As you have already noted, in the fiscal year 2010, NSF
evaluated over 55,000 proposals through this process and made
approximately 13,000 new awards. This entailed conducting about
287,000 proposal reviews and engaging nearly 46,000 members of
the science and engineering community as reviewers. Underlying
these statistics is a strategy that helps ensure that each
proposal submitted to NSF is reviewed in a fair, competitive,
transparent, and in-depth manner.
First, our program officers are experts in the scientific
and engineering programs they manage. They hold strong
credentials, usually a Ph.D. or equivalent in a STEM field, and
their funding recommendations are subject to several additional
layers of review. Each proposal submitted to NSF is reviewed by
these in-house experts, and they in turn rely extensively on
external experts to keep NSF-funded research at the frontier.
As we emphasize, this is a unique aspect of NSF, the knowledge
of our program officers, who are then empowered to make
recommendations on funding.
Each proposal must meet the highest standards in terms of
two merit review criteria: intellectual merit and broader
impacts. Intellectual merit encompasses the potential of the
research to advance knowledge, the originality and creativity
of the proposed activity and the qualifications of the
researchers. Broader impacts include technological innovation,
societal benefits and opportunities to include a diversity of
participants.
Finally, the merit review process itself is constantly
assessed through evaluations by committees of visitors,
advisory committees and other stakeholders. NSF continuously
strives to maintain and improve the quality and transparency of
the process.
So in summary, the National Science Foundation is dedicated
to ensuring that the merit review process remains robust,
rigorous, and beyond reproach. This process enables us to carry
out our mission. I appreciate, then, this opportunity to appear
before the Subcommittee on this important topic and would be
pleased to answer any questions you might have.
[The prepared statement of Dr. Marrett follows:]
Prepared Statement of Dr. Cora Marrett,
Deputy Director, National Science Foundation
Chairman Brooks, Ranking Member Lipinski, and distinguished Members
of the Subcommittee, thank you for inviting me to participate in this
hearing on ``The Merit Review Process.''
I am delighted to discuss the National Science Foundation's (NSF)

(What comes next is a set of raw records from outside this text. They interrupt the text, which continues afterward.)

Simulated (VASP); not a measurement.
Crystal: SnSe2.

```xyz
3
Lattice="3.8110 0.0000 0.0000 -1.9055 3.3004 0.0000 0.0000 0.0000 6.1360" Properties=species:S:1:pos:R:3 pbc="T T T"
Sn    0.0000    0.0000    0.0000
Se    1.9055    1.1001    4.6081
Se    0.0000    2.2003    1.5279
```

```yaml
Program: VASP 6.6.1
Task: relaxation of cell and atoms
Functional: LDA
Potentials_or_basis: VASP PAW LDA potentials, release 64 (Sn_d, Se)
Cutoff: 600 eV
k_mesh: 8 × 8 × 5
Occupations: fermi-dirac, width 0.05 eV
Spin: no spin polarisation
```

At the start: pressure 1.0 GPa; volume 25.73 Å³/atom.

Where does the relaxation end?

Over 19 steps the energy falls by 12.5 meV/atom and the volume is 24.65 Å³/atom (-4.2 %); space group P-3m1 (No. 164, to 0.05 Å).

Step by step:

Merit Review Process with you. As you well know, NSF is the primary
Federal agency supporting research at the frontiers of knowledge,
across all fields of science and engineering (S&E) and all levels of
S&E education. Its mission, vision and goals are designed to maintain
and strengthen the vitality of the U.S. science and engineering
enterprise. As part of the overall national R&D enterprise, the basic
research and education activities supported by NSF are vital to the
economic advancement of the U.S. and provide the know-how that allows
the U.S. to respond rapidly and effectively to a range of unexpected
challenges. The NSF merit review process lies at the heart of the
agency's strategy for accomplishing its overall mission. As such, NSF
is continuously striving to maintain and improve the quality and
transparency of the process.
Before I begin my discussion of the unique elements of the NSF
merit review system, let me first describe the essential features of
merit review writ large. In general, merit review refers to an
independent assessment of a plan's worthiness. The Code of Federal
Regulations (Section 600.13 of title 10) defines Merit Review as a
``thorough, consistent and objective examination of applications based
on pre-established criteria by persons who are independent of those
individuals submitting the applications and who are knowledgeable in
the field of endeavor for which support is requested.''
I would also like to note here that although the terms ``merit
review'' and ``peer review'' are often used interchangeably, they are
not equivalent terms. NSF made this distinction clear back in 1986,
based on a report from an external Advisory Committee on Merit Review,
established by then-director Erich Bloch at the request of the National
Science Board. As is described by Marc Rothenberg, the NSF historian,
in his 2010 article ``Making Judgments about Grant Proposals: A Brief
History of the Merit Review Criteria at the National Science
Foundation:''
According to the committee, the term ``peer review'' was
properly a restrictive term referring to the evaluation of the
technical aspect of the proposal. However, for more and more federally
funded research, ``technical excellence'' was, in the words of the
committee, ``a necessary but not fully sufficient criterion for
research funding.'' Acknowledging that the NSF (as well as other
federal agencies) was using a wide range of nontechnical criteria as
part of the decision-making process, the committee suggested that the
term ``merit review'' more accurately described the NSF selection
process.
The committee's recommendation was accepted by Director
Bloch, and since then NSF has used the term ``merit review'' to
describe our process.
Since its founding, NSF has relied on the merit review process to
allocate the vast majority of its funding. As in other agencies, this
has involved the use of proposals from prospective researchers that are
judged on their merits by knowledgeable persons. But there are several
elements that give merit review at the NSF its distinct features. For
one, right from the beginning, NSF utilized the project grant mechanism
(as opposed to a contract mechanism) for providing funds. This was a
rather radical concept back in 1951, when most government operations
used contracts. Since that time, the use of the grant mechanism has
been adopted by many federal extramural research funding organizations.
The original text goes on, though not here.